If Brigitte Bardot had been more of a hard-core adventuress, she would have roughed it on the Datça peninsula and not the French Riviera. Hung over and socially spent, Ipek and I hop a ninety-minute ferry over from Bodrum, and even in the small port town of Körmen, the area feels vintage Mediterranean. At times Datça reminds me of Big Sur with its tall pines and hairpin hillside roads. Occasionally there's a little settlement with farmhouses and half-built beached gulets that look like dinosaur skeletons. We check into a funky hotel, Sabrinas Haus, and after realizing that there's perfectly nothing to do, fall into a long sleep. I haven't felt so relaxed since I arrived.
It is but a brief respite. The next day, we are heading two hundred miles east to check out the go-go yacht culture in Göcek, a harbor town with nautical supplies and a few hotels and restaurants at the base of environmentally protected dramatic hills that kick across the horizon. The action takes place in the coves secluded behind wild pines with not a speck of condo terrace to mar the view, where members of the ruling classes (think Prince Charles, Valentino, Princess Caroline) motor up in the summer aboard floating mansions. In other words, the way to join the social whirl here is to be aboard a yacht, preferably a really big one.

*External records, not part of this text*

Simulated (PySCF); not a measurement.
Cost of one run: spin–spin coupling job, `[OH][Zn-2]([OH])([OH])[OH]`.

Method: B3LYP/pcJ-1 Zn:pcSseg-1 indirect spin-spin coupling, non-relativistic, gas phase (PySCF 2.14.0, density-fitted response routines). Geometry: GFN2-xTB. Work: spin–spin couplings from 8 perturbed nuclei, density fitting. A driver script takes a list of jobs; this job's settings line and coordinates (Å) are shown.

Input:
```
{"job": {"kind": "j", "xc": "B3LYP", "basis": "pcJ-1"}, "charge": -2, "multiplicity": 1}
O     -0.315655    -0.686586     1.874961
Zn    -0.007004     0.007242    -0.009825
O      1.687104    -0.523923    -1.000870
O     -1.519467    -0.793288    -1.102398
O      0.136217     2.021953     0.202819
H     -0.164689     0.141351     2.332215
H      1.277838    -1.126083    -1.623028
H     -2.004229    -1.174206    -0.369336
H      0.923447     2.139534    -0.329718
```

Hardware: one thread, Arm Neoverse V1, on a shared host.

Luckily, a friend has pulled some strings, and Turkish socialite Çiğdem Simavi, who surveys the Göcek waters from an eight-suite, 177-foot vessel modeled after a 1900s passenger yacht, is "between guests." She invites us aboard for the night. She and her white-clad crew are waiting for us in the marina, the side of her massive wooden craft painted with gold vines and big letters spelling out Çiğdem. Çiğdem is hosting a lunch, so we must get under way, which feels a bit like cruising with a girl posse in a pink Cadillac on Saturday night. After motoring for forty minutes, we find our guests moored in a cove on a small ship with four levels and a heliport. A few minutes later, a tender appears with a British family, the women dressed in mumus and pearls. Cocktails in hand, we shuffle into Çiğdem's air-conditioned living room, furnished with a white piano, mirrored Grecian columns, and several Picassos. "We've hardly had a chance to go swimming," one of the Brits, a lawyer, drawls during the pre-meal small talk.
Lunch is a four-hour, seven-course affair, a red wine blur of fish cakes, cheese pastry, peaches in gin and Splenda, and cheesecake Häagen-Dazs. "If you go to Sardinia, Cannes, or Marbella, it's like parking in a parking lot," opines Çiğdem, from behind her monolithic dark glasses. "The marinas smell, the water is dirty, and it's expensive. Here the trees grow at the water's edge in pure nature, and there are no big ugly buildings." The topics of conversation are pirate attacks on the Suez Canal that are scaring off yachts bound here from the Middle East (bad), Russian investment (good), and the increasing number of boats puttering around in view of Çiğdem's brass portholes.